It started with a tweet, how did it end up like this?
Use Ansible to build a 10,041 node K8S cluster in AWS, deploy a single the HelloWorld container, then tear them down at the end of the script.— Dan Linder (@dan_linder) May 13, 2020
I've had a YouTube channel since 2006—back when YouTube was a plucky upstart battling against Google Video (not Google Videos) and Vimeo. I started livestreaming a couple months ago on a whim, and since that time I've gained more subscribers than I had gained between 2006-2020!
First, the video—scroll past it for a little more detail in the blog post:
Know thy limits
Currently, the Kubernetes documentation provides the following guidelines for 'large cluster' limits:
- No more than 5000 nodes
- No more than 150000 total pods
- No more than 300000 total containers
- No more than 100 pods per node
I've had to deal with a few large clusters—though none with more than around 100 nodes and 5-6,000 pods total—and I know things can start getting... interesting.
Also, the 'no more than 5000 nodes' thing already rules out Dan's first suggestion, "10,041 nodes in a K8s cluster", so I had to shift targets appropriately. Plus, even one hour with 10,041 t3 EC2 nodes would cost over $100 (plus the hourly cost of an EKS control plane).
So that was right out.
Instead, my target shifted to 10,000 Pods. That seemed an achievable target! At a limit of 100 Pods per node, assuming I could run pods that had miniscule RAM and CPU requirements, that would put me around 100 nodes to run 10,000 pods (yay, easy math!).
And if I could get it all done on AWS
t3.micro instances, I'd be golden, since I could run them for up to 7 hours before I hit the Free Tier Limits! If not, it would be around $1.04/hour for 100 t3.micro instances.

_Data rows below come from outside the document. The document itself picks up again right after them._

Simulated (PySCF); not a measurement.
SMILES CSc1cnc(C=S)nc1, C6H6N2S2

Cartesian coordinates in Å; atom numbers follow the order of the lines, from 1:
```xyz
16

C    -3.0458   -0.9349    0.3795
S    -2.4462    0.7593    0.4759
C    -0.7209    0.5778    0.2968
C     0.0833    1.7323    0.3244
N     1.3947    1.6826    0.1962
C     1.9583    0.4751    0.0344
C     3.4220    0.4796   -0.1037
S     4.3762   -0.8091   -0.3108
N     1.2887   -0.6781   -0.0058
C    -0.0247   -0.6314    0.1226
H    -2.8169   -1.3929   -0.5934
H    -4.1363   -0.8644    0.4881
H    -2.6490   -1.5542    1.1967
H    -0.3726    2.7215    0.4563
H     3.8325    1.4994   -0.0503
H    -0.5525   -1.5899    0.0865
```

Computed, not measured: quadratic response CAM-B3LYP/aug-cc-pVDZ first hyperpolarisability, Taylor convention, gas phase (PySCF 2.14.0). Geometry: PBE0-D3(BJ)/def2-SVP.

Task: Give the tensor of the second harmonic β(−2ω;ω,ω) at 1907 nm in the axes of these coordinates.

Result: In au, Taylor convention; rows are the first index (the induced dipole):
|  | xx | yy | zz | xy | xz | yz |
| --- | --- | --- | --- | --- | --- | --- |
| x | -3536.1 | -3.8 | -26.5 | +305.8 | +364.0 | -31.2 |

Luckily for me, my plan of running 100 instances puts me right at the limit for an EKS Node Group. Yay for good luck!
The game plan: Automation
There's no way you can quickly build and tear down hundreds of nodes and thousands of Pods without automation, so I leaned on three familiar tools:
- CloudFormation (though I could've used Terraform instead)
- Ansible (to manage the CloudFormation templates and deploy into K8s)
- Kubernetes/EKS (to run the Pods)
Hitting AWS Service Limits
I deployed the CloudFormation templates and waited the customary 15 minutes for an EKS cluster to get bootstrapped. (Aside: Does Amazon bill you for the half an hour an EKS cluster gets set up and destroyed when you are testing things with EKS?).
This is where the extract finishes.